Friday Cat Blogging


This tiger was owned by a large cat breeder and handler who provides tigers, lions, and some other beasts for the entertainment industry. Notice the white spots on the tiger’s ears. I spent a fair amount of time with this tiger, in its enclosure, photographing it as various other things were going on. As I was the stranger in the room, and since I kept moving, the tiger kept a close eye on me, but not with its actual eyes. I took about a hundred photographs of this animal, and in every single one there are two white spots … those spots on the ears … looking at me.

It is said that the purpose of the white spots on the tiger’s ears are to help the cubs follow the mom in the jungle. This tiger is a male, so we have a small problem with that hypothesis. I believe that the spots may be a way for a tiger to indicate that it knows where you (you being another tiger, most likely) are. It is a simple and honest signal of cognizance, a very important trait in a large territorial predator.


  1. #1 Joshua Zelinsky
    December 5, 2008

    Even if the spots only served a purpose on females couldn’t they just as well still show on males? Sort of like nipples on human males?

  2. #2 Greg Laden
    December 5, 2008

    Maybe. Maybe not. Dimorphism evolves all the time, nipples not withstanding.

  3. #3 BZ
    December 5, 2008

    Too cool.

  4. #4 6EQUJ5
    December 5, 2008

    My guess:

    If you were a tiger cub following behind Mom, how would you notice when she suddenly began listening intently?

    Before she could come to a full stop herself, her ears would perk up, something very easy for you to see.

    The silent message? Shhhhhh…….

  5. #5 ggab
    December 5, 2008

    Is it true that upon viewing a recent Cincinnati footbal game, the Bengal Tigers have expressed an interest in changing their name?
    May be a rumour, but I would understand if it were true.
    A cats gotta have some Pride.

  6. #6 lynn fellman
    December 5, 2008

    The radar-like function of cats’ ears have always intrigued me. They are fun to watch flick about tracking sounds while their eyes wander elsewhere. I’m curious. If evolution has piggy-backed another function on their ears, is there a well-known concept for that development?

  7. #7 Art
    December 5, 2008

    Given a situation where animals are forced by events, usually a vital resource like water, to collect at or near a location such spots would serve to obscure or confuse the ability of a potential prey animal to determine where the tiger is looking.

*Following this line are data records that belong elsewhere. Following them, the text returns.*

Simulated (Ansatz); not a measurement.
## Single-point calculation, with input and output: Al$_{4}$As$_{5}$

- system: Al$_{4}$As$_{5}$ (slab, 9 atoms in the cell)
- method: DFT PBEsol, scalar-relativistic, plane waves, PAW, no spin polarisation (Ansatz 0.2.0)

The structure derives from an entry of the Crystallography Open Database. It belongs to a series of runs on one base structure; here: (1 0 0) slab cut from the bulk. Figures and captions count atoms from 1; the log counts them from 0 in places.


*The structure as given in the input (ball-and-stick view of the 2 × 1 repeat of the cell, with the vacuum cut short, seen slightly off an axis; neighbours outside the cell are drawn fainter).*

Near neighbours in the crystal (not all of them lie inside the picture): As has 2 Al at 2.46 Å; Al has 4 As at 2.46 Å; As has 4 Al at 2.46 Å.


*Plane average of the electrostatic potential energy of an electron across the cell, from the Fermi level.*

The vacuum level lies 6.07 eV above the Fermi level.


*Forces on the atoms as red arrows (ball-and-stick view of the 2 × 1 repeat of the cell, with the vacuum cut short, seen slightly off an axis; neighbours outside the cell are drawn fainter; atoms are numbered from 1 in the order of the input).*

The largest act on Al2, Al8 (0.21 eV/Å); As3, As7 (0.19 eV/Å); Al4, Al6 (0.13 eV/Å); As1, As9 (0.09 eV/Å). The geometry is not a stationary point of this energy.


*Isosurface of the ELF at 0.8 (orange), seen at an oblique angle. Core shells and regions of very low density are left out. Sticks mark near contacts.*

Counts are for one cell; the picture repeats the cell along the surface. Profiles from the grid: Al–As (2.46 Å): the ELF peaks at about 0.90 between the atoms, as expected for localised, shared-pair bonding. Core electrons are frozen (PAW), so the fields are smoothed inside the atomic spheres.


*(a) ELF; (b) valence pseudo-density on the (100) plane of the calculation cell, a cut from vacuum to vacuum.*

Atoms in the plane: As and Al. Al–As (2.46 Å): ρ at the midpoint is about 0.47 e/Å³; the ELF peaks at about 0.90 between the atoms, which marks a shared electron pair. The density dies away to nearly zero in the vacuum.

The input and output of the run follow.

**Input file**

    Being able to determine where a predator is looking, and presumably focused on, would be an advantage. When the tiger is looking away a prey animal could slip in and get a drink in relative safety.

    The coloration confuses the issue for any animal seeking to determine where the tiger is looking. Confusion, frustration, and error in determining this leads to making yourself an easy meal when you think your getting away with something. The tiger gains a survival advantage by obscuring or confusing the apparent the locus of its attention.

    On the other foot this deception is sometimes used to thwart predators. Some animals have ‘eyes’ on the backs of ears. These make a predator think they are always looking and less likely to be easy targets. Some people in India wear masks on the back of their heads when in tiger territory and report this lowers the odds of a tiger attack.

    Security people often wear mirrored sunglasses for related reasons. It makes it difficult to determine what your looking at and makes it appear that your potentially looking at everything all the time. Not knowing if they are under surveillance people are less likely to try anything and they tend to hesitate when they act. The behaviors of hesitation and furtiveness are clear signs of someone wanting to do something, they are making themselves vulnerable, and gives you clues as to when they will act.

    All of which means you are more likely to be able to time their move and catch them. Crooks get caught. Tasty critters get eaten.